Yes the Securities Exchange Commission (SEC) can also get it wrong at times. Such was the case when they claimed that the owner of the Dallas Mavericks, Mark Cuban’s decision to ditch his Mamma.com stock helped him avoid $750,000 in losses.
But the billionaire Cuban was found not to be liable for insider trading, an outcome that made the SEC look bad for bringing the case in the first place. The SEC had to prove that Cuban received confidential, significant, non-public information that spurred him to trade his stock. A tall order the SEC simply couldn’t fill.
This was due to weak evidence that the SEC had. Such as the case hinged on an unrecorded, eight-minute phone call from June 2004 between Cuban and former Mamma.com CEO Guy Faure. Faure gave a deposition saying he told Cuban confidentially during that call that he was planning a stock offering called a private investment in public equity, or PIPE, “Bloomberg” reported.
The SEC also didn’t have the power to call Faure to testify in court because he was in Canada. “You don’t want your star witness on videotape,” defence attorney Stuart Slotnick told Forbes. “The jury is deprived of getting to assess his credibility.”
Cuban was accused of ditching stock in a metasearch Internet company called Mamma.com in 2004. After he got an inside tip on an upcoming offering that would’ve diluted his shares.
Cuban gave an impassioned speech after the verdict calling the SEC big bullies for suing him.
If Cuban had avoided this trial, he could have faced about $2 million in fines, his lawyers told “Reuters”. He says he spent a lot more than that to prove the SEC wrong and to prove a point that they never should’ve gone after him.
Cuban testified that he couldn’t remember details from the conversation. But says there are many reasons why he ditched his Mamma.com stock and that he was never told to keep the information secret. But it was later found in the case through an expert presented by Cuban that the information wasn’t that important, and that other investors would’ve had access to it.

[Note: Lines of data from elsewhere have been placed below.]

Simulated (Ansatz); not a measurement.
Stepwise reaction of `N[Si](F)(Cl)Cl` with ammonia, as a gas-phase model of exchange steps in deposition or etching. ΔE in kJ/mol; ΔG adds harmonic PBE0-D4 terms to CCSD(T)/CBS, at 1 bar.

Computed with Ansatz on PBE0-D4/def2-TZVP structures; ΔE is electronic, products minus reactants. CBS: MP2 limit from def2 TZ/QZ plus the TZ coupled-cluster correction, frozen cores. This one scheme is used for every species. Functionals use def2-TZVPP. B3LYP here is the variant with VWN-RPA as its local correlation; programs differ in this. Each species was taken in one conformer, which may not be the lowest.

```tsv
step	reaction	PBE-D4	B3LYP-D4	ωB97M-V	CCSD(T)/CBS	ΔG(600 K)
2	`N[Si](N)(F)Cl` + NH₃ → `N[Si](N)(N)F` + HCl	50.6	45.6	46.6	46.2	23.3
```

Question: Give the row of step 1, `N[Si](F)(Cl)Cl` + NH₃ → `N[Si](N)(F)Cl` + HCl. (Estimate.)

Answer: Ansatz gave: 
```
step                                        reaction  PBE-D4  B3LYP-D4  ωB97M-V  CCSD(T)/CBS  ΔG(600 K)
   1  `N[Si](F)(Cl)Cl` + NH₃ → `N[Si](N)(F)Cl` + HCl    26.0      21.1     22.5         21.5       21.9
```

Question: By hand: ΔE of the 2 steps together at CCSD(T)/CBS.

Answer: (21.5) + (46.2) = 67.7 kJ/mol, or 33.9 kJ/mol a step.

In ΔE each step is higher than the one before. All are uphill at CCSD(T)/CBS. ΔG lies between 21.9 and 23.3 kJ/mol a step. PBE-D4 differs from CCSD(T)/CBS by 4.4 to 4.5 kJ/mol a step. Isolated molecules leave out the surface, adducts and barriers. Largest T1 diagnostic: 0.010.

Through a formidable expert witness for the defence team Dr. Erik Sirri, a former high-ranking official at the SEC. Sirri testified that the supposed tip Cuban received was readily accessible to the average investor, the “Dallas Morning News” reported.
Sirri said his study showed the information Cuban possessed was not “material.” Insider trading requires that a trader act on “material, nonpublic” information, meaning the information must be significant.